Has the Bank of England’s Monetary Policy Committee quietly excused itself from its duty of keeping inflation down: namely, keeping the Consumer Prices Index (CPI) close to a 2 per cent target? I ask because the minutes of its September meeting, released today, show little inclination to raise rates from their historic low of 0.1 percent, even though it predicts that inflation will rise above 4 per cent and stay there at least into the second quarter of 2022.
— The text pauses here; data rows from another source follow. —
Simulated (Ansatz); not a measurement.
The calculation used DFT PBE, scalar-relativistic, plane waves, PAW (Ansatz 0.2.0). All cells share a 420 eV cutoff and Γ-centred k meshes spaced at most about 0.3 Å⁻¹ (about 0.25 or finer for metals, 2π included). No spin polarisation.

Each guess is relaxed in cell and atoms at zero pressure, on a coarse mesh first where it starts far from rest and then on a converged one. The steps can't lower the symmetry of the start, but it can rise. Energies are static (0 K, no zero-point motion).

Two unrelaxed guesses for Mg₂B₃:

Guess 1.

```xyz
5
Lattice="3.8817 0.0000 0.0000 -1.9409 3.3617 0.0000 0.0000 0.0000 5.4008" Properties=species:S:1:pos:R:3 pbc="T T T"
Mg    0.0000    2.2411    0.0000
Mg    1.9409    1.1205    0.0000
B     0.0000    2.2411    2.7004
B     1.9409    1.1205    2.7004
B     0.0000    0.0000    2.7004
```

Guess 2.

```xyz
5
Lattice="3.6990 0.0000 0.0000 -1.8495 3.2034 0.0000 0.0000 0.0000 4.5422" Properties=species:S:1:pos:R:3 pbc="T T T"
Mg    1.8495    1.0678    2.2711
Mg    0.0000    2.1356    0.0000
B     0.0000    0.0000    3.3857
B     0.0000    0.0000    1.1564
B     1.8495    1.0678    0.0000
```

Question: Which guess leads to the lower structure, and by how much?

You can argue that inflation isn’t everything, that growth matters more and that monetary policy should not obsess about short-term targets. But surely the whole purpose of the MPC, as set up by Gordon Brown in 1997, was to stick to this narrow objective of being inflation within a narrow band – all else was politics and therefore the job of the Chancellor, not an unelected body of bankers and economists. If the Chancellor wanted more growth he had the option of changing the MPC’s target – it wasn’t the MPC’s role to decide that controlling inflation should come second to other economic objectives.


The Governor of the Bank of England and chairman of the MPC were meant to be obliged to write to the Chancellor to explain why inflation had overshot or undershot their target by more than one percent. But there was no hint of shame in the letter just written by Andrew Bailey after a higher-than-expected rise in CPI to 3.2 percent in August. On the contrary, he cheerfully admitted that inflation would overshoot the MPC’s target for the next year. The committee has refrained from acting, however, on the grounds that cost pressures in the global economy are ‘transitory’.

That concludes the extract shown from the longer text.